Years after Gary's death, Lillian Shang comes to realize that there are some facts about her father that have eluded her. She knew that he had been a top spy for the Chinese government in the United States, but what was his motivation? It sure wasn't money. What did he leave behind in his native country when he immigrated? Was it a decision made by choice? To find out more, Lillian, a professor at a university in Maryland, decides to take a spring sabbatical at the Beijing Teachers College. Once there she slowly finds out more about her father and begins to unravel the facts about the family - a wife and children - he left behind when he settled in the United States.

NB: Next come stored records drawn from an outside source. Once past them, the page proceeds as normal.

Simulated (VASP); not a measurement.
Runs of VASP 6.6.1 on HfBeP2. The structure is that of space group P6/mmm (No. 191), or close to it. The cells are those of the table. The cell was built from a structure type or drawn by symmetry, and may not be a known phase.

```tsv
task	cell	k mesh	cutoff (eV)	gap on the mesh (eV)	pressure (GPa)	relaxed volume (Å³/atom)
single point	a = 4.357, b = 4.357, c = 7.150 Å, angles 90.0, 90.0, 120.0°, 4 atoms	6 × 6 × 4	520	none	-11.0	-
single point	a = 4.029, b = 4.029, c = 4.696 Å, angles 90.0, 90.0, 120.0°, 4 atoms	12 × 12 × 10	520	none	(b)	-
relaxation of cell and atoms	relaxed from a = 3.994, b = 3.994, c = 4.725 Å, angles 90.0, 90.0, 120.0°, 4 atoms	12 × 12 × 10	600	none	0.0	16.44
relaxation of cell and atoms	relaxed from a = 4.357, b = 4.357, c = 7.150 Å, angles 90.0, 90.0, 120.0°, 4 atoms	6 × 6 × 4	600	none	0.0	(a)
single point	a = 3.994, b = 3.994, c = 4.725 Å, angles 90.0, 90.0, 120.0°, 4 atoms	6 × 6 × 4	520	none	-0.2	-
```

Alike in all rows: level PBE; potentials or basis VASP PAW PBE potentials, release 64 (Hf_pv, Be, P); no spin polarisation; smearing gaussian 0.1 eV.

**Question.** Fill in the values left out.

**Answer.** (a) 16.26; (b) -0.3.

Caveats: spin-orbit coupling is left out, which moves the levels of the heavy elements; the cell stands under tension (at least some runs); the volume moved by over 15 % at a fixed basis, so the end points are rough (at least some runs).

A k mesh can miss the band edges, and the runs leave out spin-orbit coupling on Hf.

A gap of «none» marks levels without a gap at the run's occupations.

In A Map of Betrayal, Ha Jin writes in chapters that switch between Lillian's stages of discovery set in more contemporary times and Gary Shang's life, which the reader follows from 1949 (when the Communists seized power in China) to 1980. Early on, Shang's English skills land him a job as a translator with the Americans stationed in China, but the Chinese have also recruited Shang as a spy for the country's national security apparatus. As the course of history takes the Americans through various stations in the Pacific, Shang is forced to travel with them, abandoning his family in China, forever being promised that they're being taken care of and that he'll see them soon enough. Eventually he loses all hope and finds himself working for the CIA in Alexandria, Virginia. Shang is still also a top-level spy for the Chinese, sending along vital information when it comes across his desk and now married to an American woman with whom he tries to have a second shot at life.

Jin, who won the National Book Award for his novel, Waiting, is in fine form when he describes the splashes of local color that Lillian comes across on her trip to China. This is not merely the country of gleaming skyscrapers and rapid economic growth, but a more complex place where industrialization and globalization mean that even the most remote village homes now have faxes and computers and printers. The travelogue through village after small village in China, as seen through Lillian's eyes, is bright and vibrant and Jin steers away from his trademark spare style to show that his writing can, indeed, be voluptuous. Unfortunately he also uses Lillian's travels as a forced lesson in politics, reminding us just how evil the country truly is: "I had read that in some regions in western China, entire villages were deserted. The demise of the village would surely transform the country from within. But how would this massive migration affect Chinese society as a whole? Who would benefit? At whose expense?" asks Lillian. It seems that Jin can't get off his soapbox often enough to mold a more organic story.

Shang's narrative boasts of Jin's signature melancholic form, one that seems to cut too close to the bone too often. There are also some plot points that strain credibility: for one, how does Shang's American wife not suspect a thing when he visits the Pacific regions over and over again to meet with his Chinese handler and pass on secrets? Shang too, modeled apparently after the real-life spy, Larry Chin, remains frustratingly weak-spined, manipulated endlessly by the Chinese government. One is even tempted to label him a coward as he is swept along by the tide of history but executes betrayals that are not easy to forgive. Yet it is to Jin's credit that he brilliantly captures the emotional angst of a man who is caught between two hard choices. Nobody can know Shang's trials. Nobody. His only comfort lies in the diplomatic accomplishments (see Beyond the Book) he is sure he has brought about.

The fractured life wreaks a heavy toll. An immigrant's fate is complicated enough, but paint a coating of duplicity and secrecy and things get very murky very quickly. In the end your heart breaks for Gary Shang, a man caught so deep, both in his deceptions and allegiances, that he just can't find a simple way out. That map of betrayal is never quite straightforward; it is, instead, infinitely complex - a mobius strip that spins dangerously out of control, traversing the same treacherous paths and same heartbreaks over and over again.